But many people, including Councilman A. Gifford Miller, who represents the Upper East Side, applaud the crackdown. Until recently, he said, cyclists were rarely given tickets. ”Reckless riders are the number one complaint in my district,” he said, adding that his office receives up to a dozen calls each week from frightened pedestrians.
While it’s amazing in itself that this article could be written nearly word-for-word today, some of its statistics are worth repeating. From January to August of 1997, cyclists received half of all tickets issued in the 19th Precinct on the Upper East Side. During most of July 1997, the precinct issued 31 speeding tickets.
Sixteen years later, NYPD hasn’t changed its approach to traffic. In July 2013, the same precinct issued only four speeding tickets. Last year, NYPD issued fewer moving violations summonses than at any time since 2002. And what speeding enforcement the NYPD does is usually performed by the Highway Patrol, with precincts leaving speed limits on local streets virtually unenforced. Even though speed enforcement is up slightly this year, it’s still dwarfed by the number of tickets NYPD issues to cyclists.
But even the total number of moving violations, reported each year in the NYPD’s section of the Mayor’s Management Report, is a poor barometer for measuring traffic safety, since it doesn’t take compliance into account. Whatever tickets NYPD does issue are a drop in the bucket, and drivers make countless violations each day that go unpenalized.
It’s difficult to know how often NYPD is ticketing bike riders because the department still refuses to break out the number of cyclist citations, and its compliance with open data laws that it opposed has been marginal at best.

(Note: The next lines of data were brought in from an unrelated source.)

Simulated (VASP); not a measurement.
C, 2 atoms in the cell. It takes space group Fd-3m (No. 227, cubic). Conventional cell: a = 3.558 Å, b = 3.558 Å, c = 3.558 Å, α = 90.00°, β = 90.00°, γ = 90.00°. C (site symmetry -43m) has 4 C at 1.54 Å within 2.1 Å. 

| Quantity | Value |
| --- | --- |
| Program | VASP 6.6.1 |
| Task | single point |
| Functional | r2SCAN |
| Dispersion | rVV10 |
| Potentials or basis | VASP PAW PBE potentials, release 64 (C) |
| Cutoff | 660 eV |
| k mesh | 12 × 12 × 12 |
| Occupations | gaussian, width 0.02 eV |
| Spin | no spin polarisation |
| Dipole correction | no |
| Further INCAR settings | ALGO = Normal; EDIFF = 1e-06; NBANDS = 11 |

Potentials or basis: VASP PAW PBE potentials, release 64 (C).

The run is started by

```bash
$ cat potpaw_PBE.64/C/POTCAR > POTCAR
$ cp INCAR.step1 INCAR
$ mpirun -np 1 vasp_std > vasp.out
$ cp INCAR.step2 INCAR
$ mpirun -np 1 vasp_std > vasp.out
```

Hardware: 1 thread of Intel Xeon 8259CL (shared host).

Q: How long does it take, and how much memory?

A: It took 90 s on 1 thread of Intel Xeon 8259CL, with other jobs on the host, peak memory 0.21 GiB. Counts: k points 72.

The way New York City manages its streets has changed a lot in recent years. DOT has transformed from a backwater of political patronage to an agency that has systematically implemented street safety improvements and evaluated their effectiveness.
Meanwhile, at a police department that prides itself on using data to transform New York into the nation’s safest large city, efforts to improve street safety with data-driven traffic enforcement have withered. As motorists for the most part still break the law with impunity, NYPD continues to target cyclists for low-risk offenses — and sometimes, just for being on a bike.